Mirwaiz Umar Farooq, who has spent most of the last five years under house detention, said the polls are being held as political voices contesting India’s sovereignty over the region remain silenced after Prime Minister Narendra Modi’s Hindu nationalist government stripped the region of its long-held semi-autonomy in 2019.
The detained leader said in a phone interview with The Associated Press that the election, touted by the Modi government as a “ festival of democracy ” in the region, cannot be an alternative to resolving the dispute.
“These elections cannot be the means to address the larger Kashmir issue,” said Mirwaiz, who is also an influential Muslim cleric and custodian of the six-century-old grand mosque in the region’s main Srinagar city, the urban heartland of anti-India sentiment.
The multistage election, the last phase of which is being held Tuesday, will allow Kashmir to have its own truncated government and a regional legislature with limited powers. It is the first such vote in a decade and the first since 2019, when New Delhi downgraded and divided the former state into two centrally governed union territories — Ladakh and Jammu-Kashmir — both ruled directly by New Delhi through unelected bureaucrats.
Authorities have said the election will bring democracy to the region after more than three decades of strife, but many locals see the vote as an opportunity not only to elect their own representatives but also to register their protest against the 2019 changes they fear could dilute the region’s demographics.
India’s clampdown following the 2019 move “has silenced people” in the region who “feel dispossessed and disempowered,” Mirwaiz said.
“You may not see active turmoil like before 2019 but there is a strong, latent public resistance to all this,” he said. “We have been forcibly silenced, but silence is not agreement.”
India’s sudden move, which largely resonated in India and among Modi supporters, was mostly opposed in Kashmir as an assault on its identity and autonomy. Fearing unrest, authorities detained Mirwaiz and thousands of other political activists, including Kashmiri pro-India leaders who objected to India’s move, amid an unprecedented security clampdown and a total communication blackout in the region.
The region has since been on edge, with civil liberties curbed and media gagged.
Mirwaiz heads the All Parties Hurriyat Conference, an umbrella grouping that espouses the right to self-determination for the entire region, which is divided between India and Pakistan.
According to Mirwaiz, the crackdown has restricted his group’s access to people and shrunk its “space and scope for proactive involvement” like before.

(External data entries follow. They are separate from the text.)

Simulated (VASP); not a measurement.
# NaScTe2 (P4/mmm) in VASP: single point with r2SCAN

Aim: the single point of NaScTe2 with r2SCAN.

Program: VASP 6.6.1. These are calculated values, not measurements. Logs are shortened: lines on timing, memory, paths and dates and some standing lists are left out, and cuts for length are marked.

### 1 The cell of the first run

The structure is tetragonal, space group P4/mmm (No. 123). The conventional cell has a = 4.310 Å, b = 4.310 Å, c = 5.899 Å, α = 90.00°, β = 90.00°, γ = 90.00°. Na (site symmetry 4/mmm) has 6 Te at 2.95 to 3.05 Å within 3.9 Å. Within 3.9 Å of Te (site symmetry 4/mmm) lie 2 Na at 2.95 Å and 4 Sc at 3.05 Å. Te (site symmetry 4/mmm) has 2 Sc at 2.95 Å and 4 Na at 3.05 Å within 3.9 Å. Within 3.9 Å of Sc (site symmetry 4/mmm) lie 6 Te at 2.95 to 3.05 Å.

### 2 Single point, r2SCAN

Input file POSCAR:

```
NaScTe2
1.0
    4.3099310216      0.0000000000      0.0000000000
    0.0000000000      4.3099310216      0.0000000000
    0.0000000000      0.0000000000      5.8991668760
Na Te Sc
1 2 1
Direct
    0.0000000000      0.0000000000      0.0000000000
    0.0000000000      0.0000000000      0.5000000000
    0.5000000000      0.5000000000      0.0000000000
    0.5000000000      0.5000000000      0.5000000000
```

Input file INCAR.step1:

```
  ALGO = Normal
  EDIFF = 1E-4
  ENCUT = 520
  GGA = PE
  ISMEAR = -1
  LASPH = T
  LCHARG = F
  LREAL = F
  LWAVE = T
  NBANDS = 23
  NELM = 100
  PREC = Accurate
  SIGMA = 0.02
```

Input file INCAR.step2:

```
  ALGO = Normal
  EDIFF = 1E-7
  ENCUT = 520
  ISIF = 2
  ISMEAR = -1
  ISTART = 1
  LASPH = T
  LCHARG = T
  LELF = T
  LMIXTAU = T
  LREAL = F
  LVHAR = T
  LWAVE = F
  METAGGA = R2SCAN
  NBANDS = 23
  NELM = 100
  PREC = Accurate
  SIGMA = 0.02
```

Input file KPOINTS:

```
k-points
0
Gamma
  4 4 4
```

“The massive assault has considerably weakened the organizational strength of the Hurriyat, but not its resolve,” he said.
India and Pakistan have fought two of their three wars over Kashmir, and both countries control parts of the Himalayan territory divided by a heavily militarized frontier. After their first war in 1947, a United Nations referendum a year later gave Kashmir the choice of joining either Pakistan or India, but it never happened. The part of Kashmir controlled by India was granted semi-autonomy and special privileges in exchange for accepting Indian rule.
However, Kashmiri discontent with India soon began taking root as successive Indian governments started chipping away at that pact. Local governments were toppled and largely peaceful anti-India movements were harshly suppressed.
In the mid-1980s, an election that was widely believed to have been rigged led to public backlash and an armed uprising. Since then, rebels have been fighting in the Indian-controlled part for a united Kashmir, either under Pakistani rule or independent of both.
Many Muslim Kashmiris support the rebels’ goal. India insists the Kashmir militancy is Pakistan-sponsored terrorism. Pakistan denies the charge, and many Kashmiris consider it a legitimate freedom struggle.
Tens of thousands of civilians, rebels and government forces have been killed in the conflict.
Mirwaiz's group believes only talks between India, Pakistan and the region’s people can end the conflict. In the past, he has held several rounds of talks with both New Delhi and Islamabad leaders, including their heads of government. However, under Modi, India has shifted its Kashmir policy and stopped engaging with the region’s pro-freedom leaders, including Mirwaiz.
Previous elections in the region have been marred by violence, boycotts and vote-rigging, even though India called them a victory over separatism. This time, the pro-freedom groups, largely incapacitated with most of their leaders jailed, have issued no calls for boycotts.
They also did not boycott India’s recent general election. Instead, some lower-ranking activists, who in the past dismissed voting as illegitimate under military occupation, are running for office as independent candidates.
“Boycott was the democratic means to express anger, reject this projection and draw attention towards the unsolved issue (of Kashmir),” Mirwaiz said. But India’s crackdown has left people “powerless and disempowered” and in such a scenario a “poll boycott cannot work anymore."
Mirwaiz has distanced himself from the election, but said it had been engineered in favor of Modi’s Hindu nationalist politics before it started on Sept. 18.
He cited the government’s July amendment to legislation that gives sweeping executive powers to the federally appointed administrator even after a new local government comes to power in the region. He also referred to the redrawing of assembly districts in 2022 as “electoral gerrymandering,” an act that gave more electoral representation to the Hindu-dominated Jammu areas over the region’s overwhelmingly Muslim-majority Kashmir Valley.
Mirwaiz, however, hoped Kashmiri groups, including pro-India parties, would jointly seek a resolution of the conflict. He expressed his willingness to engage in talks with India but warned that the election should not be seen as public acceptance of New Delhi’s changes in the region.
Public participation in the election, Mirwaiz said, “is a release of their pent-up emotions and a means to oppose these disempowering and dispossessing measures, besides hoping to get some relief and redressal for their bread and butter issues.”